If using recent figures and say a 50% cap on revenue, then:

City would be able to spend £310m
Everton £90m.
This will be the case whatever system that could be introduced because the 6 have had a head start on the rest in terms of making huge money. The salary cap would be something to prevent clubs going into meltdown off the field which puts clubs at serious risk of going under. It might even force clubs to go back to developing young players that come through the youth system into their 1st team rather than blowing tens of millions on players who are only interested in the pay.
 
This will be the case whatever system that could be introduced because the 6 have had a head start on the rest in terms of making huge money. The salary cap would be something to prevent clubs going into meltdown off the field which puts clubs at serious risk of going under. It might even force clubs to go back to developing young players that come through the youth system into their 1st team rather than blowing tens of millions on players who are only interested in the pay.

But would an over all spending cap? Every team can spend £200/250/300m, regardless of turnover, on operating expenses.
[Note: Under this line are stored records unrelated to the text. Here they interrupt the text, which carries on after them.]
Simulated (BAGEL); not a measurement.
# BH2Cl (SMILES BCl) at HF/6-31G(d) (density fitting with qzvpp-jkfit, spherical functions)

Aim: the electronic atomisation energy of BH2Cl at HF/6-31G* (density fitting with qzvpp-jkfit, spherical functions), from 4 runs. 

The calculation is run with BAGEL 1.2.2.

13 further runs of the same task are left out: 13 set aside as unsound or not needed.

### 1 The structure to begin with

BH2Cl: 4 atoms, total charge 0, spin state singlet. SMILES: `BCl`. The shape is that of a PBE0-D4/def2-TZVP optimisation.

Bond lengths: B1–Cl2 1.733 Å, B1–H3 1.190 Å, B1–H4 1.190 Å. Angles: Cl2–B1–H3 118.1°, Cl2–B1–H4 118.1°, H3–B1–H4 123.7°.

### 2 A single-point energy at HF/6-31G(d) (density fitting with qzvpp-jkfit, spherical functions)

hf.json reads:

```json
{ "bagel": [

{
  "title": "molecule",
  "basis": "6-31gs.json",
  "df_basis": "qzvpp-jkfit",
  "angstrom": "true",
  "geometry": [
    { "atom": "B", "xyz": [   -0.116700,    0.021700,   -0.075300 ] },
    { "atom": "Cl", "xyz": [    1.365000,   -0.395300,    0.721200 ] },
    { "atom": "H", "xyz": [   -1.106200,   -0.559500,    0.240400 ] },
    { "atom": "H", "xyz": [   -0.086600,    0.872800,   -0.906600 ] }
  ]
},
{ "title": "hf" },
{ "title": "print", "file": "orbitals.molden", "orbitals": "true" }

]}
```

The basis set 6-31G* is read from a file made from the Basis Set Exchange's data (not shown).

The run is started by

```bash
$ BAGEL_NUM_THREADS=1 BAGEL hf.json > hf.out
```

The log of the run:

Go over, there is a sanction. Owners have the choice to bridge the gap between revenue generation and spend if they chose. If club reports a loss for year 1, special measure are applied; year 2 and still reporting a loss, then sanctions are applied (squad reduction, transfer ban for signings) until losses equate, or at 70% of revenue

Allow a fair playing field for all. It gives the option for an owner to give it a real go and cover losses without worrying about a generating money from nowhere
 

Personally, for me I’d like to the introduction of a spending cap. Each club has the same amount of money to spend on players, transfers, wages, agent fees etc (say £300m)

If a clubs revenue does not equal the spend, then the owner, if they wish can pump money into the club to cover the difference. If the owner doesn’t, then they operate within their budget/revenue generation.

Profits on revenue vs income can go back into the club (u23, woman’s team etc). And any breach of up to £10m over would result in a transfer ban for 1 window

Whether your Luton or City, £300m is your limit

The best idea, but the cartel won't agree with it because it's fair and let's be fair the cartel run football.
 
This will be the case whatever system that could be introduced because the 6 have had a head start on the rest in terms of making huge money. The salary cap would be something to prevent clubs going into meltdown off the field which puts clubs at serious risk of going under. It might even force clubs to go back to developing young players that come through the youth system into their 1st team rather than blowing tens of millions on players who are only interested in the pay.

No it wouldn't, as mentioned above by a other poster, a £300m spending cap including wages for all clubs, then within 2 or three years football would be equal.